4. The International System and a Critique of the System Approaches
A solution for the above-mentioned disciplinary problems inevitably involves system-level studies. Systems studies have an undisclosed potential to explain both continuity and change on the one hand, and establish a center of gravity for the discipline on the other. However, the IR community dismissed system arguments before uncovering their potential. Karen Rasler and William R. Thompson, “Systemic Theories of Conflict,” in Guide to the Scientific Study of International Processes, ed. Sara McLaughlin Mitchell, Paul F. Diehl and James D. Morrow (West Sussex: Wiley-Blackwell, 2012), 103. The reason for this quick dismissal was the failure of system studies to deliver expectations and answer criticisms. Barry Buzan and Richard Little, International Systems in World History. Remaking the Study of International Relations (Oxford: Oxford University Press, 2000), 18-22. Before discussing the dormant potential of these approaches, a brief overview of the concepts of system and subsystem is necessary. Since a very broad range of research has been conducted on international systems between the 1950s and 1980s, a complete review of the systems studies exceeds the scope of a regular article. Therefore, this will be a partial review of the literature, bounded by the specific purposes of my arguments.

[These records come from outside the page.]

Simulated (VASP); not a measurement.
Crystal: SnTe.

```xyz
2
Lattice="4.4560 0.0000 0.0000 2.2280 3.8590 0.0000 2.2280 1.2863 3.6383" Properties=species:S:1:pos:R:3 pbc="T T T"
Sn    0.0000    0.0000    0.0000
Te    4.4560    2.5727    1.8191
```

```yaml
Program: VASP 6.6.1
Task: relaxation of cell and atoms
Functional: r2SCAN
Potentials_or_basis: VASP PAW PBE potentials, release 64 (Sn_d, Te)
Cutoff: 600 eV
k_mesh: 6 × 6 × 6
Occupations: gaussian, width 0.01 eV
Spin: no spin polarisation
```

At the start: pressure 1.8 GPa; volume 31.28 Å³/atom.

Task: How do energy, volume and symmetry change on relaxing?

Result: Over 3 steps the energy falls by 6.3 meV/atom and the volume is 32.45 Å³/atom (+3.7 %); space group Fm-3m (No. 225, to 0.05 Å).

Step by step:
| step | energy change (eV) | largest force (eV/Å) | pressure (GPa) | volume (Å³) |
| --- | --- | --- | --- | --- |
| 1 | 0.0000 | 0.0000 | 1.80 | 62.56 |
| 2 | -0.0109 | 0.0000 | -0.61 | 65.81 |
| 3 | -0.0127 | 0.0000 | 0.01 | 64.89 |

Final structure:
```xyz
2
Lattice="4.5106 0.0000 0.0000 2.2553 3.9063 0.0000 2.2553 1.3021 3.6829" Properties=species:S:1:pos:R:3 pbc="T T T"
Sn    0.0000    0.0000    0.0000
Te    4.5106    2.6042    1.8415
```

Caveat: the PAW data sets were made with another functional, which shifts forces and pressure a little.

Buzan and Little make an analytical distinction between mechanically and socially constructed types of systems. Buzan and Little, International Systems in World History, 103-107. Mechanical systems work in accordance with physical laws, and understanding such mechanic and almost automatic relations is enough to understand the system. However, the international system is socially constructed, which means there is little or no structural determinism in it, and it is formed interactively through perceptions and reactions. This is the main dilemma that system-level IR studies have not been able to resolve, because any effort at factoring in the perception variables involves actor-level parameters. For that reason, IR theories until recently adopted a mechanistic approach in explaining the international system; based on the assumption of a universal rationality, systemic studies assumed that the conditions of anarchy and dynamics of balance of power were conditioning actor behavior. Here, the main challenge is to incorporate perceptions and interactions into our analysis and still work at the system level. Clearly, the study of socially constructed systems is a challenging, but also an achievable task.
A brief overview of the literature suggests that the theoretical discussions about international systems are generally descriptive rather than analytical. Any definition of a system, in general, involves actors, rules that relate those actors to each other, and the processes through which the rules are implemented. The general approach to systems in IR focused on the actors, that is, the components of the system. Kaplan defines the international political system as “the system of action” Morton A. Kaplan, System and Process in International Politics (New York: John Wiley & Sons, 1957), 4. where there are describable behavioral regularities, and a system can be identified as a separate entity from others by these regularities and patterned behavior. However, despite this early definition, the main focus of IR theories centered on the international system as the “system of things,” such as the system of nation-states, rather than actions, relations, and processes.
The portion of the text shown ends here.